New Zealand / Regional

World buskers fest 'a success'

06:40 am on 23 January 2015

With three days still to run, Christchurch's World Buskers Festival is being labelled a success by its new director.

Jugglers Zane and Degge interact with members of the audience. Photo: RNZ / Conan Young

The festival had undergone big changes this year including moving beyond Hagley Park and into the city for the first time since the earthquakes in 2011.

For the past three years the festival had been confined to Hagley Park after the earthquakes put much of the CBD out of bounds.

Jugglers Zane and Degge from Wellington were one of the 50 acts bringing smiles to peoples faces in Christchurch for the past two weeks.

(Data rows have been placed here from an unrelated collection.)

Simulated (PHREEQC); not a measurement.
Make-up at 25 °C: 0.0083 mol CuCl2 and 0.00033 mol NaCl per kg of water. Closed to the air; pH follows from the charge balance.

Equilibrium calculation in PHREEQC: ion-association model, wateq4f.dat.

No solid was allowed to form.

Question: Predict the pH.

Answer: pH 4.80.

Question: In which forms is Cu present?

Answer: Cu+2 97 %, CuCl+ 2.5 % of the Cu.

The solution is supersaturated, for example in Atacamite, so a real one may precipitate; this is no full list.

While still using the park this year, performers had also been able to stretch their wings in places such as the Arts Centre and the ReStart Mall, something Zane said was a welcome change.

"That's what busking is really, it's bringing the streets to life.

"The park is wonderful, don't get me wrong but to be able to lift the streets up and get Christchurch buzzing is what it's all about."

Christchurch's Famous Rubberband Boy, aka Shay Horay, got a start at the festival when he was just 15.

He said after touring his show around the world, his home town audience was the most discerning one he had come across.

"If you start to do the normal lines....they see through that. Due to the way the audiences are, it's tailored the way that my show is.

"I've got the Guinness World Record for the most rubberbands on my face, escaped from a straight jacket on a pogo stick.

"There's actually nothing in the show you'll see in any other show."

The coin operated girl Photo: RNZ / Conan Young

One of the sold out shows this year was the Boy With Tape On His Mouth, played by Christchurch local Sam Wills.

He said this year's show was a reprise of the one he first did at the festival in 2011.

Since then life had changed dramatically.

"Since then we've done a whole bunch of shows in Australia, we've taken the show to the UK, Europe, I've done the Royal Variety Performance at the Royal Albert Hall and the show's just getting more refined, tighter and better."

Mr Wills said the festival played an important role in fostering new talent in Christchurch.

"It was one of those things for me growing up and watching the festival, I saw so many talented performers and it was that thing of going I want to be like those shows.

"And so I learned so much from watching their shows and it was just that yearly thing where you get reminded that it can really happen, that this is an option."

The festival's creator Jodi Wright took a back seat from the event for the first time in its 22-year history, this time around.

Sport Sally entertains a member of the public. Photo: RNZ / Conan Young

The man who took on her job, festival director, Glenn Pickering, said they expected to at-least break even this year, despite a cut in funding from the Christchurch City Council.

He said it was not hard to make a case for why the festival should stay in Christchurch.

"People come from all around New Zealand to see this festival and nowhere else in the country can you go to a festival for free, watch top international performers and all they ask is for you to put two dollars into a hat."

Mr Pickering said work had already started on next year's show which he said would include even more venues in the city and on the streets.